Friday, August 22, 2014
Dont Fix Me
There are some moments in our lives that seemed to be etched on the inside of our eyelids or in the walls of our hearts. Moments that change us—maybe we don't know it at the time but they are transformative. The first time you fall in love. The first time you come to intimately know Death. Your college acceptance letter and then graduation.
For me, there are so many.The moment I realized I was entire fluent in ASL. Standing on the balcony overlooking the City of Old Jerusalem. Sitting on the Piazza De Spagna steps in Rome. The day I adopted my piano. Holding my very own book and looking at my name on the cover. Reading bedtime stories to my niece. Playing trains with my nephew. Standing by a river I never knew before and feeling the ground move from underneath me. Getting the 501(c)3 status of my non-profit. And one seemingly ordinary teenage moment when I was about 17.
I remember I was crying on my bed in my room. I was complaining to my mom about how making right choices didn't always mean that good things happened. I had chosen not to drink, have sex, do drugs, etc and as a result I quickly stopped getting invited to anything. And so I sat night after night, in my room, all alone. I was contemplating this whole idea of living righteously. I was in a very egocentric and negative place.
I remember my mom sitting next to me on my bed and just listening. Looking back I am sure it was agony for her to see me making good choices and suffering so much as a result. After letting me vent for a bit she rubbed my back and just sat there while I cried. She didn't say it was going to be okay. She didn't feed me any platitudes of blessings to come. In fact, I don't remember her saying much of anything. She just let me be in my pain in a close enough proximity that if I needed her all I needed to do was ask.
I am still learning from that moment.
I think more often than not when people are in pain we have this innate desire to fix the pain. We want to help. Most of the time we have no idea what that help looks like so we do our very best. The thing is most of the time people don't need your help or need to be fixed. They just need you.

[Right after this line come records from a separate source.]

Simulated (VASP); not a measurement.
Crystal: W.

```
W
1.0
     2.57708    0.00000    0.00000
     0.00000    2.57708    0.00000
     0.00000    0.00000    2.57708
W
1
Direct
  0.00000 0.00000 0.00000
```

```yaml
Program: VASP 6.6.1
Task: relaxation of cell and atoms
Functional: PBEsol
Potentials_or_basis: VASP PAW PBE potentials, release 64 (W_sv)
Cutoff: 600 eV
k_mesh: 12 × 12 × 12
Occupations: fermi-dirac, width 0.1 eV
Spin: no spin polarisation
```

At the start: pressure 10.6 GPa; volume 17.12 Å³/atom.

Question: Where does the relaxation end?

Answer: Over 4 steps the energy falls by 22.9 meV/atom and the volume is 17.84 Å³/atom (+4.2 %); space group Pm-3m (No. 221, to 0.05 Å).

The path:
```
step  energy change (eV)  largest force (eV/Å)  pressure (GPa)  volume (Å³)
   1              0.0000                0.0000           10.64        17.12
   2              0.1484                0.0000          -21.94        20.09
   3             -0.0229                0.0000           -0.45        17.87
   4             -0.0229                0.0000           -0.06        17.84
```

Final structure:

Recently, I opened up and was vulnerable to a friend of mine. He sat and listened, while I made a mess of myself, and gave me enough signs that I could continue. I spoke some hard truths about myself that I know he knew were true. He didn't coddle me, try to fix me, or even really try to comfort me—and yet I felt loved. He let me sit there, tears coming down my face, in my stuff and just be. It was amazing.
Once again I learned a powerful lesson.